US presidential candidate Hillary Clinton has apologised for calling half of Donald Trump’s supporters “deplorable” people.
But the Democrat launched a furious attack on her Republican opponent and promised to keep fighting “bigotry and racist rhetoric”.
Mr Trump had responded by saying the comment was “insulting” to “millions of amazing, hard working people”.
Opinion polls suggest Mr Trump is gaining on Mrs Clinton.
The rivals are neck and neck in the key battleground states of Ohio and Florida.
Hillary Clinton’s “basket of deplorables” comments have drawn immediate comparisons to Mitt Romney’s 2012 line about 47% of Americans on government dole supporting Barack Obama and Mr Obama’s 2008 characterisation of downtrodden Pennsylvanians as clinging to guns and religion.

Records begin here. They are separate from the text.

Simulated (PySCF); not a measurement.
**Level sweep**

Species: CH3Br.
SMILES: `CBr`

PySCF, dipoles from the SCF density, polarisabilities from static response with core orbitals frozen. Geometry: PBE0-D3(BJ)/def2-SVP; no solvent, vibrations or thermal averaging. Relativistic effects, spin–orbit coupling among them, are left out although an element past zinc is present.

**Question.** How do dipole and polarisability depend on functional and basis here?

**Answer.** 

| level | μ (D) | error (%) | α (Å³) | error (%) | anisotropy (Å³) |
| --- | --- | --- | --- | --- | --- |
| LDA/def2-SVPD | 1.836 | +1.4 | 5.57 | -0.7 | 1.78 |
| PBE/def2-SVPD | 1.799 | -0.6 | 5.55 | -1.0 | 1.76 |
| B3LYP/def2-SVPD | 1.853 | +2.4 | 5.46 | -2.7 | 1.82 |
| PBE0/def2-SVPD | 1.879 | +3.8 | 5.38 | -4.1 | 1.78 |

Unlike those noted gaffes, however, it is not clear how Mrs Clinton’s public remarks will directly damage her. She is certainly unlikely to peel off any of Donald Trump’s supporters by calling some of them racists or homophobes, but they have stuck by their man through thick and thin. Mrs Clinton’s own backers likely agree with her description.
The only question is how the sizable chunk of undecided voters view the controversy. They had started to move toward Mrs Clinton after the Democratic convention but are recently back up in the air or aligning with a third party. They may take exception to Mrs Clinton’s calling fully half of all Trump supporters – millions of Americans – deplorable, which is why she has walked back this portion of her comments.
If the debate turns over how many of Mr Trump’s backers are overtly racist or bigoted, however, that is political terrain the Democrat will gladly fight on.
What she said on Friday
Speaking at a fundraiser in New York, Mrs Clinton said: “To just be grossly generalistic, you can put half of Trump’s supporters into what I call the ‘basket of deplorables’. Unfortunately there are people like that. And he has lifted them up.”
They were, she told the LGBT event, “racist, sexist, xenophobic, Islamophobic – you name it”.
The rest of the Republican nominee’s supporters, according to Mrs Clinton, were “just desperate for change”.
How the Republicans reacted
In his tweeted response, Mr Trump said, “I think it will cost her at the polls!”
Mr Trump’s running mate, Mike Pence, said: “They are not a basket of anything. They are Americans & they deserve your respect.”
Reince Priebus, head of the Republican National Committee, said Mrs Clinton had shown “her outright contempt for ordinary people”.
Millions of Americans, he said, supported the Republican nominee because they were “sick of corrupt career politicians like Hillary Clinton”.
Other Republicans mocked Mrs Clinton, sharing photos of the crowd in the Florida venue where Mr Trump spoke on Friday.
The hash tag #BasketOfDeplorables has been trending on social media as indignant Republicans attack Mrs Clinton.
“A candidate who writes off half the country as a #BasketOfDeplorables should be disqualified”, was one comment on Twitter.
What Clinton says now
Apologising, Mrs Clinton said: “Last night I was ‘grossly generalistic’ and that’s never a good idea. I regret saying ‘half’ – that was wrong.”
“As I said,” she added, “many of Trump’s supporters are hard-working Americans who just don’t feel like the economy or our political system are working for them.”
But for most of the statement, she attacked her rival, accusing him of building “his campaign largely on prejudice and paranoia” and giving a national platform to “hateful views and voices, including by retweeting fringe bigots with a few dozen followers and spreading their message to 11 million people”.
“David Duke and other white supremacists see him as a champion of their values,” she said in the statement.
It was, she said, “really deplorable” that her Republican opponent was linked to people from the right-wing “alt-right movement”.
Where this is going
Passions are high just over two weeks before the first election debate between Mrs Clinton and Mr Trump on 26 September.
After one of the most bitterly fought election campaigns in living memory, Americans go to the polls on 8 November to elect a successor to President Barack Obama.
The Democrat is standing down after two terms in office.